Lately, my cousin Vapid has dedicated himself to the study of various Chinese martial arts -- Taiji and Baguazhang in particular -- with a fervor that matches and possibly exceeds mine at the height of my training in Wing Chun. And another cousin, Colin, has become a fairly competent student of the arts in his own right. This prompted my mother to ask me recently what the appeal was. What, she wanted to know, drove us to participate in such a low-class, useless, time-wasting activity? For that matter, she wanted to know why I was so dedicated to working out?
After all, she continued, no one else in our family ever needed to fight, and plenty of Asian Americans of my generation are perfectly happy devoting themselves to nothing but hitting the books.
Well, though mom will never read this, here's my answer:
I do it for Lily Chin.
Lily Chin is perhaps better known as the mother of Vincent Chin.
In the early 1980s, Japanese cars were proving themselves to be far superior to anything beind made by their American counterparts, and tons of American autoworkers were being laid off. A lot of racist, irrational anger was directed at the Japanese, and on one summer evening, Vincent Chin was mistaken by two autoworkers as Japanese and beaten to death with a baseball bat. He was 27 and just days away from getting married.
The two autoworkers never served a day in jail for Chin's murder, and a heartbroken Lily Chin eventually moved back to China, unable to continue living in a country that valued her son's life as $3,780 in fines.
My point is not that Chin might have been able to defend himself had he been in better shape. True, he might have made better judgement calls during the course of what would be the last night of his life, but by the time he was cornered in that parking lot, he would have had to be a very lucky and very skilled fighter to escape.
Vincent's death is credited with galvanizing the disparate groups of Asian Americans to unite into a single, pan-Asian movement (or at least a more tightly knit group), who believed that Lily Chin's failure to get justice for her murdered son was due to a lack of organization and experience in working the legal system on the part of Asian community groups.
They're right, on the surface. But on a far more visceral level, Vicent's killers got away scot free because Asian Americans are generally regarded as too meek, quiet and physically frail to make any trouble. The impression is that you can push us around and walk all over us because we'll just sit there and take it. And they're right.

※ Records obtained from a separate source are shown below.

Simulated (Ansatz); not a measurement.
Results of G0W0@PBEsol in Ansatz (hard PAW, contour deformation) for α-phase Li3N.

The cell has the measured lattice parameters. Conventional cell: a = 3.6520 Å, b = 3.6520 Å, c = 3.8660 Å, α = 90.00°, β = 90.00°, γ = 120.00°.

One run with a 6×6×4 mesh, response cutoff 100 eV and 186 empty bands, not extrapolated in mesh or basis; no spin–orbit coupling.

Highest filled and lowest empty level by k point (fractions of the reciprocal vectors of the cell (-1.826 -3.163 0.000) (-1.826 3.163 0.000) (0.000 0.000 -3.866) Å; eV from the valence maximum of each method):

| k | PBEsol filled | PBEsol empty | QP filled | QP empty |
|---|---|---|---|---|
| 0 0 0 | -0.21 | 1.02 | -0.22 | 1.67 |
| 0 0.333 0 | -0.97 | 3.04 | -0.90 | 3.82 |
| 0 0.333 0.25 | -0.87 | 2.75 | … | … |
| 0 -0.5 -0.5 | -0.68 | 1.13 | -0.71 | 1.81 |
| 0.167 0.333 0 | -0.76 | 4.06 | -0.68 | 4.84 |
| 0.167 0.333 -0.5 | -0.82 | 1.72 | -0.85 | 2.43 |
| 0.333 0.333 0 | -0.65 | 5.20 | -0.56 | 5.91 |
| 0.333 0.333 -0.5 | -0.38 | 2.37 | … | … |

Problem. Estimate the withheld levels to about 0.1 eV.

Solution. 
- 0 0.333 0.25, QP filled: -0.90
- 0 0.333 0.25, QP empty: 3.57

It's true that violence is often not the best solution to conflict. But it is also true that the typical Asian American male's physical frailties makes people more likely to bully them and makes them more willing to take it.
I started training martial arts at a fairly early age, and though I wasn't actually all that good back then, it gave me the confidence to think I could hold my own in a fight. In my high school, the Asians were often the target of racial insults and bullying, and because I thought I had a little something in my hip pocket, I didn't really believe in taking that kind of shit. That meant I got into quite a few fights in the early days of high school; most of the time I won, sometimes I lost. In the beginning, I would attack instantly if I heard the words "chink," "slant-eye," or "gook" -- even if they weren't directed at me. But I found that when the principal would come and ask who had started the fight, the other Asians in the crowd would never back my side of the story. "I didn't see anything," and "I don't know," were the fearful responses coming out of their quivering mouths. They were too scared to even speak up in support of the guy who had tried to come to their defense.
Of course, all kids learned to adapt. I stopped fighting on their behalf, and they learned to pretend that it was funny when some gwailo punk yelled "chink" and shoved their books out of their hands or dropped something foul in their lunch.
The weakness of these kids made me nauseous. To this day, the sight of some skinny, frail antisocial FOB Asian infuriates me, and reminds me again that I never want to be like that. I think if they'd only get themselves to a fucking gym, they'd walk with the confidence not to be an embarassment to us all. These days, I see more and more of my fellow fobulous Asians getting into shape -- and learning social skills to boot!
Maybe, just maybe, if we as a demographic had started ignoring our parents' advice and learning to work out and socialize a little earlier, Lily Chin wouldn't have died such a heartbroken woman.